I’m not really that strong

I guess it's painfully obvious that I am not always strong when I post at 4:00 AM. I've been due for a good cry for quite a while now. I've learned to stuff it in really well but eventually it will find it's way out.

The girls and I have had a wonderful summer and I knew I would feel a little empty when I came home from Hawaii. It's hard to be sad when you're in paradise, but I like living near my family so I knew I would have to go back home. To the life that I never asked for…

Don't get me wrong, I know that there are wonderful things about my life. I am surrounded by people who love me and I have awesome kids. But I don't have my soul mate. And I don't know if you ever get used to that.

I couldn't sleep tonight so I started watching Steam Donkey videos and that brought on the waterworks! It felt good to sob silently. Since Patrick died I've had more nights with a roommate than without. Sierra spent the first few weeks to a month with me and then Denise was with me off and on. Camille moved into my room in December while she was cleaning her room and that took eight months! They are all welcome any time but I think it is good to have some nights alone too. I need to allow myself to not be strong occasionally. I loved Patrick so much so I'm not sure why I think I could ever hold those feelings in.

I started with the Blackbird video because I will always think of that as a love letter from Patrick. There's a permanent link in my blog but here it is again. Blackbird

After a few individual videos I started watching videos of the band. I got to watch Patrick improve his banjo skills over 25 years. Admittedly I did not always enjoy listening! In fact I loved that our house had a sunroom with a door that could be closed to mute the sound but it still felt like he was close. Over the years his banjo playing got better and so did his voice. At the end I genuinely enjoyed watching him play. My second favorite video is a cover of Peace, Love and Understanding. I like this one because he talks at the beginning and he was a funny guy! But I also love the way he played it. For years he had one basic sound that seemed to work for most songs. But this song was different because he actually picked out the notes individually and I know it was hard for him to learn how to do this. I think meeting and playing with Abdul took him to this level and I will be forever grateful that he got to experience this! I know he had a blast being in the band and playing the banjo brought him great joy.
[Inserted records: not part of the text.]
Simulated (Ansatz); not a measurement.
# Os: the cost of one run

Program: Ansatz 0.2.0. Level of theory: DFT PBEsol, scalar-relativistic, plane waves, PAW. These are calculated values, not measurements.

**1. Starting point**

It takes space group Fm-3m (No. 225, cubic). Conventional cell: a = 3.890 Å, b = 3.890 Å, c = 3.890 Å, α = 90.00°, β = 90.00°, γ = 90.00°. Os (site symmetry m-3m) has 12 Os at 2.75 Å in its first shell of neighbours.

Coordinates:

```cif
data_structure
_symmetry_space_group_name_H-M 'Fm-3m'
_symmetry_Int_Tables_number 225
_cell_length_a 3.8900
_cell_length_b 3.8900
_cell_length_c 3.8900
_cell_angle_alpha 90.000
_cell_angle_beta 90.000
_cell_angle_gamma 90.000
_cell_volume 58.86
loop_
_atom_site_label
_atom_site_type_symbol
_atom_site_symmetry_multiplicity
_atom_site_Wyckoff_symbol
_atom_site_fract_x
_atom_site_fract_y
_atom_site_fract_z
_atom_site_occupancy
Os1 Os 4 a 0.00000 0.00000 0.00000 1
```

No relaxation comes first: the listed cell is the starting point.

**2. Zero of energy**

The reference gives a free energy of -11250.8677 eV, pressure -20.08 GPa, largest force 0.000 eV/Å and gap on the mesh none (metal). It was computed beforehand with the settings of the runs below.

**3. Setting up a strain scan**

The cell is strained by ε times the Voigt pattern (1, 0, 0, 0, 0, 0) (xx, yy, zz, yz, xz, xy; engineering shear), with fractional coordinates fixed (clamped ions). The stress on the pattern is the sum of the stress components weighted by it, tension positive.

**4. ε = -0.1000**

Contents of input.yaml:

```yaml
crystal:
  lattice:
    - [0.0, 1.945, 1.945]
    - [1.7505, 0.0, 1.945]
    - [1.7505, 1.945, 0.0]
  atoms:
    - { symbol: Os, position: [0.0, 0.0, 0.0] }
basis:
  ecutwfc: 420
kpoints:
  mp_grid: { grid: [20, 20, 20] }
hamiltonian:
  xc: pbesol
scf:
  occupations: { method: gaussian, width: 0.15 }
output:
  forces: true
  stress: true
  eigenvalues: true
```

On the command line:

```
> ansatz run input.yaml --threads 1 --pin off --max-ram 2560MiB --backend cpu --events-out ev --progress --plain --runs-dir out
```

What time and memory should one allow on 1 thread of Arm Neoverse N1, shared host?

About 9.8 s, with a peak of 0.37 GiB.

Peace, Love, and Understanding

The audio portion was used in the video at his memorial service and it was great. In fact the Blackbird video was in the video too. Memorial video

I share all of this because it helps me to get the feelings out. Losing him was hard but going forward without him is even harder. The only way I know how to do that is to just bury it all deep inside of me most of the time. I also realize that's not healthy so I do try to give myself a break once in a while and that's what tonight is. Maybe I will sleep now? Hopefully I will wake up refreshed and a little less sad. It has gotten easier with time. Please don't worry, I will get through this!